It’s déjà vu all over again, to quote the inimitable Yogi Berra and pay homage to the baseball World Series that began this week.
For the umpteenth time, California politicians are complaining about the high prices that the state’s motorists pay for gasoline and suggesting that it’s because of nefarious behavior by big bad oil companies.
Gov. Gavin Newsom is the latest complainer, asking Attorney General Xavier Becerra, to “open an investigation into whether false advertising or price fixing are occurring and contributing to the mystery surcharge imposed on Californians.”
Newsom cited a report on fuel prices that he had requested from the California Energy Commission (CEC) last spring, saying it “suggests big oil companies are misleading and overcharging customers, leading to Californians paying as much as 30 cents per gallon more than residents of other states.”

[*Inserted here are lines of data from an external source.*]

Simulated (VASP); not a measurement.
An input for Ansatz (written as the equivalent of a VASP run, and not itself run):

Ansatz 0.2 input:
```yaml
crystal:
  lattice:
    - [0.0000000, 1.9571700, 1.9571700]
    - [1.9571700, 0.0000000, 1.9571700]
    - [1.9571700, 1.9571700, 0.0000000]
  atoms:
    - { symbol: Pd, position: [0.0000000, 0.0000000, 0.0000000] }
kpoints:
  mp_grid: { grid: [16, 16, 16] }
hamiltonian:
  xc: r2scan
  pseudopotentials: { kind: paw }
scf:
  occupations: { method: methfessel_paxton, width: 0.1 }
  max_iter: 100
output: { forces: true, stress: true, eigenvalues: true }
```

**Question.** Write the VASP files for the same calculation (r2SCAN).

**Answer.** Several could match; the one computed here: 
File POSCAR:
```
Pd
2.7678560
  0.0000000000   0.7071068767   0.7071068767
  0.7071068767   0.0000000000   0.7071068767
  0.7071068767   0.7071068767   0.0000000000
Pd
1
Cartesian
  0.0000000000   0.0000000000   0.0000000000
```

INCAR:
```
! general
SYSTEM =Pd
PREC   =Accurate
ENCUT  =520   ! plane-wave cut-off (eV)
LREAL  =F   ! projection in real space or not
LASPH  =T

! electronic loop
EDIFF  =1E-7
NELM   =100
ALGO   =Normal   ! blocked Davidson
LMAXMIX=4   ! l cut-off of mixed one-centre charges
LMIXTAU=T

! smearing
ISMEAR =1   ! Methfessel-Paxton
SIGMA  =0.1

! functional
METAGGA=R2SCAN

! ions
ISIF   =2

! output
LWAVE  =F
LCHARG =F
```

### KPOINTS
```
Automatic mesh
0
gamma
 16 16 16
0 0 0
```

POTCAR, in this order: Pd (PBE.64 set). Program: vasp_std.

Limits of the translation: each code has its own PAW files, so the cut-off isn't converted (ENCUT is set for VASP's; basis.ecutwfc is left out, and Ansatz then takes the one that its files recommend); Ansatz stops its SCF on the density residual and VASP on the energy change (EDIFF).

Actually, the price differential was more than 70 cents in 2018, the Energy Commission report said. It attributes half of it to California’s gas taxes, which are among the nation’s highest, and another chunk to higher costs of crude oil.
That left a 23-cent gap “from refiner and retail margins,” which is the “mystery surcharge” to which Newsom referred.
“CEC staff concluded that the primary cause of the residual price increase is simply that California’s retail gasoline outlets are charging higher prices than those in other states” the report said, adding, “The CEC does not have any evidence that gasoline retailers fixed prices or engaged in false advertising. Moreover, the CEC lacks the expertise to determine whether such behavior occurred.”
The report suggested that “The California Department of Justice is well equipped to conduct an appropriate investigation,” and Newsom immediately handed it off to Becerra.
It’s not disputed that Californians are paying substantially more for gasoline than motorists in most other states — $1 or more per gallon compared to the least-expensive states. It’s also not disputed that most of the differential stems from political policy, including taxes and a mandate that fuel sold in California meet strict air quality standards not imposed elsewhere.
It’s a little odd that Newsom should be complaining about that since he’s ordered his transportation department to do whatever it can to reduce automotive travel to battle climate change and high fuel prices should discourage driving.
It’s also a little odd that the CEC’s report did not delve into a factor that could, at least in part, solve what Newsom calls the “mystery surcharge.” That’s the obvious fact that doing any kind of business in California is more expensive than in most other states.
Payroll costs, including wages, benefits and workers’ compensation insurance premiums, are among the nation’s highest. So are land, construction costs, commercial rents and, finally, taxes on business.
By sheer coincidence, as Newsom was calling for an investigation of gas prices, the Washington-based Tax Foundation was releasing its annual report on business tax climate and scored California as having the 48th highest burden, surpassed only by New York and New Jersey. The state’s ranking was strongly influenced by its ultra-high personal income and sales taxes.
If Becerra can find some collusion among oil companies so be it. But one hopes it will be an objective inquiry without the preconceived conclusion that Newsom’s letter suggests, and that it will include factors such as California’s high cost of doing business.
We deserve to know what causes our fuel costs to be so high. We don’t need a witch hunt.